Is there a way to connect Apache Toree to a remote spark cluster? I see the common command is
jupyter toree install --spark_home=/usr/local/bin/apache-spark/
How can I go about using spark on a remote server without having to install locally?
Is there a way to connect Apache Toree to a remote spark cluster? I see the common command is
jupyter toree install --spark_home=/usr/local/bin/apache-spark/
How can I go about using spark on a remote server without having to install locally?
There is indeed a way of getting Toree to connect to a remote Spark cluster.

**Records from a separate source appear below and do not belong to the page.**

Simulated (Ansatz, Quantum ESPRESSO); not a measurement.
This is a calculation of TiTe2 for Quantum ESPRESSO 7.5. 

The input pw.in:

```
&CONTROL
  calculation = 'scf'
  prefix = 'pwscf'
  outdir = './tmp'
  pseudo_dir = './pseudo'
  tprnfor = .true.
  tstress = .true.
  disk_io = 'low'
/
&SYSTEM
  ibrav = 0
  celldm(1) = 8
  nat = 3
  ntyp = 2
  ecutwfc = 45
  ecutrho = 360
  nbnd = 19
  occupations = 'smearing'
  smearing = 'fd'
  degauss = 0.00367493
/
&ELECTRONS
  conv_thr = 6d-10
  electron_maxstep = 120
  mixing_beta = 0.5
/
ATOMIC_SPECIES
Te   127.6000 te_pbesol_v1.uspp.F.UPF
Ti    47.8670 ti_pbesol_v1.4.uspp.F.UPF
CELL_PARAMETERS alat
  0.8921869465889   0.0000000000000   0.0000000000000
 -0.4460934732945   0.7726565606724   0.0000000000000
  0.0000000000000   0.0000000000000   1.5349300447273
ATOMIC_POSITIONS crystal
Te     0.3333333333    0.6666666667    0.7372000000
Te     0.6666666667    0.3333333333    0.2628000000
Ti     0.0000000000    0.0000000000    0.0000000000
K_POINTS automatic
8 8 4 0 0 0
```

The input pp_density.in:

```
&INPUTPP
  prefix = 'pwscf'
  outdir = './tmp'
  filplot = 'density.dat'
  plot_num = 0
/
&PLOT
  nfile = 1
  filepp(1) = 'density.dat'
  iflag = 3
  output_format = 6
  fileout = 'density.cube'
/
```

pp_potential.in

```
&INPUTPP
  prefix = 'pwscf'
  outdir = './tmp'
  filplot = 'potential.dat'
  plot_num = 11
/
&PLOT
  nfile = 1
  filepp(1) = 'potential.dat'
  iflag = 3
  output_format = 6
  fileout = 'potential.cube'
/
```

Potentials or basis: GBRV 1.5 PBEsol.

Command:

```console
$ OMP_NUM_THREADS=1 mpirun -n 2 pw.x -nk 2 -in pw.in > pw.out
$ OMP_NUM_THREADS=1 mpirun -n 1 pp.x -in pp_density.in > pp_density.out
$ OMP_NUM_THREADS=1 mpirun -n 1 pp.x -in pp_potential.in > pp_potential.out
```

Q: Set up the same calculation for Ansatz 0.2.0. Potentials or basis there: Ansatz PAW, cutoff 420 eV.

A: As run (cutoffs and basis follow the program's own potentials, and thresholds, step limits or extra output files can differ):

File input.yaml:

The easiest way I've discovered is to clone the existing Toree Scala/Python kernel, and create a new Toree Scala/Python Remote kernel. That way you can have the choice of running locally or remotely.
Steps:
Make a copy of the existing kernel. On my particular Toree install, the path to the Kernels was located at: /usr/local/share/jupyter/kernels/
, so I performed the following command:
cp -pr /usr/local/share/jupyter/kernels/apache_toree_scala/ /usr/local/share/jupyter/kernels/apache_toree_scala_remote/
Edit the new kernel.json
file in /usr/local/share/jupyter/kernels/apache_toree_scala_remote/
and add the requisite Spark options to the __TOREE_SPARK_OPTS__
variable. Technically, only --master <path>
is required, but you can also add --num-executors, --executor-memory, etc to the variable as well.
Restart Jupyter.
My kernel.json file looks like this:
{
"display_name": "Toree - Scala Remote",
"argv": [
"/usr/local/share/jupyter/kernels/apache_toree_scala_remote/bin/run.sh",
"--profile",
"{connection_file}"
],
"language": "scala",
"env": {
"PYTHONPATH": "/opt/spark/python:/opt/spark/python/lib/py4j-0.9-src.zip",
"SPARK_HOME": "/opt/spark",
"DEFAULT_INTERPRETER": "Scala",
"PYTHON_EXEC": "python",
"__TOREE_OPTS__": "",
"__TOREE_SPARK_OPTS__": "--master spark://192.168.0.255:7077 --deploy-mode client --num-executors 4 --executor-memory 4g --executor-cores 8 --packages com.databricks:spark-csv_2.10:1.4.0"
}
}
This is a possible example with some intuitive details for ANY remote cluster install. For my remote cluster, which is a Cloudera 5.9.2 these are specific steps. (You can also use this example to install with non-Cloudera clusters with some smart edits.)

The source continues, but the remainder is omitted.